BAGHDAD, Jan 11 (Reuters) Saddam Hussein's cousin told a court trying him for genocide today he had ordered troops to ''execute'' all those who ignored government orders to leave villages during a military operation against Kurds in 1988.

''Yes, I gave my instructions to consider these villages as prohibited areas and I gave orders to the troops to catch anyone they find there and execute them after investigating them,'' said Ali Hassan al-Majeed, known as ''Chemical Ali.'' Majeed, on trial with five other former senior Baath party officials for their roles in the 1988 Anfal (Spoil of War) military campaign, spoke out after prosecutors played tapes they said were of him talking about the need to purge ''Kurdish saboteurs'' from villages.

''The saboteurs are depending on the scattered villages to get support, ammunition and tips,'' a voice which prosecutors identified as Majeed's was heard on the audiotape.

Majeed, considered the main enforcer of a campaign in which prosecutors say 180,000 people were killed, many of them gassed, then asked the judge for his right to reply.

Looking calm, Majeed, who faces a possible death sentence if found guilty, stood up from the front-row seat in the dock once occupied by Saddam in the heavily fortified courtroom and said: ''I'm responsible for the displacement and I took this decision on my own, without going back to the High Military Command or the Baath Party commander. I say that before your court and before God.'' Saddam, who was hanged after an earlier trial for crimes against humanity, was also a defendant in the Anfal trial. The judge formally dropped genocide charges against Saddam after his December 30 execution, but proceedings against the others continue.

During Anfal, thousands of villages declared ''prohibited areas'' were razed and bombed as part of a scorched-earth campaign.

Thousands of villagers were forced to flee.

Majeed, who had shaved the white stubble he sported during his last court appearance on Monday in a sign of mourning for Saddam, referred once to his cousin and former leader with the words ''martyr, have mercy on his soul''.

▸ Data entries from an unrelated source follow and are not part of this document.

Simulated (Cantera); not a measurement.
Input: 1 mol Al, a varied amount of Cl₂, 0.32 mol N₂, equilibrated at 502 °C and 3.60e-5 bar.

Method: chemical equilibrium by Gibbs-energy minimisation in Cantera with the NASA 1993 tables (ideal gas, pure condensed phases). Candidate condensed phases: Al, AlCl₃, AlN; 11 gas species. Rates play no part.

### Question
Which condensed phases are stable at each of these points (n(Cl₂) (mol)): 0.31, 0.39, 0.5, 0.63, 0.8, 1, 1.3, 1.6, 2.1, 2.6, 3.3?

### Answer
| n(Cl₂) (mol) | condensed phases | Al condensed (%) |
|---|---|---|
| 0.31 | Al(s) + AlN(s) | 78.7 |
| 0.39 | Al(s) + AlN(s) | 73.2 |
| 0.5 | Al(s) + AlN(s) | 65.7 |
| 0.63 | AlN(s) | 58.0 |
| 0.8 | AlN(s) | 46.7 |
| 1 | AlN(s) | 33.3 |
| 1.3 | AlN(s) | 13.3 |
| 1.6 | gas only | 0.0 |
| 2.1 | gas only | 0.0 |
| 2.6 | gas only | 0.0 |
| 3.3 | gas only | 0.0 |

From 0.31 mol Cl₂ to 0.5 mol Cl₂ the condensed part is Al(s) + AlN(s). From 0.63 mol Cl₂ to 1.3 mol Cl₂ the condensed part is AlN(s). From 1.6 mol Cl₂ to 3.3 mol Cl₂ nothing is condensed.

In another tape, he is heard saying he had received a letter from veteran Kurdish leader Jalal Talabani offering concessions on condition that Saddam's military stop destroying villages.

Talabani is now Iraq's president.

The defendants have said Anfal had legitimate military targets -- Kurdish guerrillas in northern Kurdistan who had sided with Iran during the last stage of the Iraq-Iran war.

The judge adjourned the trial until January 23.